This is the first solo exhibition in Malaga city by this artist from Antequera, an ambitious retrospective of half a century of creation which does justice to one of the province's most internationally acclaimed painters. After visits to the Guggenheim in New York, the Pompidou in Paris, the Sofía Imber in Caracas and the Reina Sofía inMadrid, among others, Toral's suitcases have stopped off at the CAC Málaga-La Coracha, organised by the council's culture department.

More than 100 cases take centre stage in an installation created specifically for this exhibition, which is curated by Sebastián Gámez: dozens of them, superimposed in blue and yellow, the colours of the Ukrainian flag. "It is a tribute to the bravery of the Ukrainians and the five million people who have had to leave their country because of an autocrat," says Toral. But this is not the only piece he has created in 2022: Putin's barbarity has inspired him to portray that population in transit at the station, or walking the streets of a devastated land.
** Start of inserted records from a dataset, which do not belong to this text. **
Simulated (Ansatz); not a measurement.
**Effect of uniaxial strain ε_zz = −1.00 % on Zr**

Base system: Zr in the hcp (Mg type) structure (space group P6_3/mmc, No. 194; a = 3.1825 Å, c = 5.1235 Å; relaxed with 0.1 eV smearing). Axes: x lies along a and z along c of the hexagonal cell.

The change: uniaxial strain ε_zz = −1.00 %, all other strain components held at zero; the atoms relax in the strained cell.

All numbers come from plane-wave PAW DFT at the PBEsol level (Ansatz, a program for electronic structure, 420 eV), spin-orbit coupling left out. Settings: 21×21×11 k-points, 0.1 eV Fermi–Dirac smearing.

Toral never rests, he is "obsessed" with painting. "I work at the same pace as I did 40 years ago, in fact I would say a bit faster now, because time is running out," he says. That's why he is now seeing things differently, and progressing, he says. "You always have to do better."

The exhibition can be viewed at CAC Málaga- La Coracha (Subida Coracha, 25) until 13 September

He speaks calmly about death. "That's how life is. You're born in one place and disappear in another and in-between there's a journey. Everything has a beginning and an end," he says. In fact The Last Journey is the title of one of the sections of this display, with paintings that recall Arnold Böcklin's Island of the Dead and a striking sculpture: a fully wrapped body lies in a coffin surrounded by shoes that marked his steps, postcards to show where he has been and photos of people he admired, like the one of Paul Newman. Ahead, heaven does not await him; space does. "The end is cosmic, a planetary and unknown journey," he says. "I wanted to be an astronaut, but then I became a painter instead," he says, with a huge smile.

But make no mistake, Cristóbal Toral is proud of what he has achieved, of having been able to create works from zero. In the last part of A Creative Adventure, he shows some of the drawings he did as a teenager in the hut where he lived in Antequera. He hadn't the slightest knowledge of art (he didn't even have a chair), his life was all about working in the countryside, until those drawings were seen by some hunters who came to ask for some water. They recommended to his father that he should sign up for the school of arts and handicrafts in Antequera and there, at the age of 19, he began his journey around the world: from Antequera to Seville, Madrid and New York, always with his suitcase on his back. The one which has been in his paintings since the start.

"The painter is witness to his time, and there have never been so many suitcases or luggage as in our time. I myself have been a participant in this world of emigration, moving from one place to another," he says.

Displacement, exodus and waiting are constant in his painting, sometimes disturbing, sometimes painful. Because Cristóbal Toral is hurt by the world and he shows it in works which are tremendously realistic and raw. Like La Gran Avenida, with bodies scattered on the ground, surrounded by luggage. A painting over three metres tall, "inspired by the Balkans War in 94, but it could be a scene on TV news today," he says.

A few metres away, El secuestro del Papa Benedicto XVI introduces visitors to the threat of jihadism with a powerful image of Ratzinger cornered by two assailants with their faces covered. Apart from its message, the technical precision of the work (look at the Pope's hands) is only achievable by a very few.

This figurative artist, anchored in reality but open to the avant-garde, admits that he has always gone his own way, outside movements, generations and groups of influences.

"I have always felt very alone, like a sniper. And I'm proud of it," he says. He has never kept quiet. "I have even openly criticised certain situations in the world of art, and paid the price for that," he remarks. But he insists that artists have to exercise their freedom and says that is what he has tried to do. And that is something that can be seen in this exhibition of 70 works, most from his own collection, which runs until 13 September.

Has he ever dreamed of there being a Cristóbal Toral museum? "That is the nicest thing that can happen to a painter, because when they disappear, unless their heirs control the situation, there is a danger that their works end up all over the place. To have a museum in Malaga or Antequera, my places, would be a huge reward," he says.